$1 million could restart city street program

Springfield leaders say neighborhoods need road repair program that fell victim to budgets.

The lack of a neighborhood streets program since 2008 has one city commissioner proposing $1 million in funding to restart road resurfacing work as soon as possible.

City Commissioner Kevin O’Neill said residential roads will only get worse if not addressed quickly. He said the commission and staff would discuss the neighborhood streets program at the upcoming retreat in February.

“Not only do we have to get started up again, we have to get aggressive,” he said.

O’Neill would like to see $1 million used to help improve neighborhood streets and would be willing to dip into the city’s reserve budget or take on more debt to reinstate the program.

City Manager Jim Bodenmiller said, “We’re all of the opinion, commission and staff, that we’d like to get back to a program that has some systematic way of repairing the streets.”

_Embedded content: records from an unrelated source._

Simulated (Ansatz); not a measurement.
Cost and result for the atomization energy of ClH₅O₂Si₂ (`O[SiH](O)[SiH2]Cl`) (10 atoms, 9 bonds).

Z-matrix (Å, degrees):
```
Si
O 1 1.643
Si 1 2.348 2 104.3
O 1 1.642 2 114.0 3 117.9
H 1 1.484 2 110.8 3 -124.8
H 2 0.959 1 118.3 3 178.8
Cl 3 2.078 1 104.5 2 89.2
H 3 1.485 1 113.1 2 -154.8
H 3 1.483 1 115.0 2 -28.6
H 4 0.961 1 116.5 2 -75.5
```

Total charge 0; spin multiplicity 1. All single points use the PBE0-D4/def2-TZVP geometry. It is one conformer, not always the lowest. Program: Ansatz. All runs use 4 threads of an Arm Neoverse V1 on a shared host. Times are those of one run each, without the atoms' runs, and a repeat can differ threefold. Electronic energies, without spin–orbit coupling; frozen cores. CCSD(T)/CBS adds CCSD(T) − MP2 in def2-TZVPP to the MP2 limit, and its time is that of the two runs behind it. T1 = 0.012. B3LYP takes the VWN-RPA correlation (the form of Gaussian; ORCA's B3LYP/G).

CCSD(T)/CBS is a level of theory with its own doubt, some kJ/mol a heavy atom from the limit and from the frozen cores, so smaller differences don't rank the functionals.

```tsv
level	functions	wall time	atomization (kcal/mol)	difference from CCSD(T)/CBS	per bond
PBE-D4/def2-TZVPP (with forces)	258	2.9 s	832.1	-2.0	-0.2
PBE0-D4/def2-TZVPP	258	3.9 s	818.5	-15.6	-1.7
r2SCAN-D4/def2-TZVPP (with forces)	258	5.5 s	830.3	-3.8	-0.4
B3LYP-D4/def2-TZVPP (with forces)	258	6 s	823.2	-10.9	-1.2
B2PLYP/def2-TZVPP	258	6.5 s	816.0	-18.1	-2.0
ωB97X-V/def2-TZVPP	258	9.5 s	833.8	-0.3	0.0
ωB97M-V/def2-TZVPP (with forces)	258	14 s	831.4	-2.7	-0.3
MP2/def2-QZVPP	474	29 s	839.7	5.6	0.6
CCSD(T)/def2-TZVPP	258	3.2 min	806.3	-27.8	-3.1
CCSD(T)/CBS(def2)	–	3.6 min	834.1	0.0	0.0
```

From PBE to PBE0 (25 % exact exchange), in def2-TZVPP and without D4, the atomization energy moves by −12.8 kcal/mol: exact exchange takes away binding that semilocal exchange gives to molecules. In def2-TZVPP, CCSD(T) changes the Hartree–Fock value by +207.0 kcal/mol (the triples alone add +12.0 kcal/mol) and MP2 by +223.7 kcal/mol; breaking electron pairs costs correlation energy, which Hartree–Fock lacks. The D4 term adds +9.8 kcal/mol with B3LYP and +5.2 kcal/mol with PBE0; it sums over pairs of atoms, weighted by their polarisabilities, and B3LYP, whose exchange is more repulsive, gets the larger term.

At last November’s city budget meetings, commissioners discussed the need for a neighborhood streets program, which had been funded through permanent improvement funds, but which hasn’t been implemented the last five years because of budget restraints.

The city has done paving projects with grants from the Ohio Public Works Commission, the Ohio Department of Transportation, the Federal Highway Administration and Neighborhood Stabilization Program, but most of those projects dealt with more heavily-trafficked roads and not residential streets.

“We’ve shifted our focus to the pursuit of federal and state funding wherever possible,” Bodenmiller said. “We’ve been able to get a lot accomplished, but that money is quickly running out.”

Bodenmiller said they’ve been able to get a reasonable amount of paving done, even without permanent improvement funds, but said there’s a growing need for paving on neighborhood streets.

“The harsh weather can deteriorate them,” Bodenmiller said, “and without a set, consistent program, you run the risk of having the streets fall apart on us.

The city does general maintenance on roads through its service department.

“There’s obviously more of that needed when you’re not doing a regular and consistent paving program,” Bodenmiller said.

The city spent approximately $6.4 million on its neighborhood streets from 2000 through 2008. However, with revenues shrinking due to the recession and $2.5 million of cuts from the state and federal government in 2012, the city hasn’t had the resources to keep up with the program.

O’Neill feels if the city doesn’t get started soon, the previously completed streets will needed paved again.

“We do need to address it and quit pushing it back,” O’Neill said.

O’Neill said the city has done a good job of funding bigger projects through match grants but said some of the older neighborhoods need attention.

Springfield spent $200,000 on road resurfacing projects last year.

In 2012, the city won state grants to pay for repaving the main road through Snyder Park and for Harding Road from Fountain to St. Paris Pike. The Harding Road project was fully funded through $701,000 in grants from the Federal Highway Administration and the Ohio Public Works, while Snyder Park, paved from Bechtle Avenue to Plum Street, cost approximately $211,000 with most coming from a $134,000 grant from the Ohio Department of Natural Resources.

The city also used $100,000 in Ohio Public Works money to repair sections of roads including Bechtle Avenue, McCreight Avenue, Belmont Avenue, St. Paris Pike, Limestone Street, Dayton Avenue, West John Street, Miracle Mile, Santa Monica Avenue and Home Road.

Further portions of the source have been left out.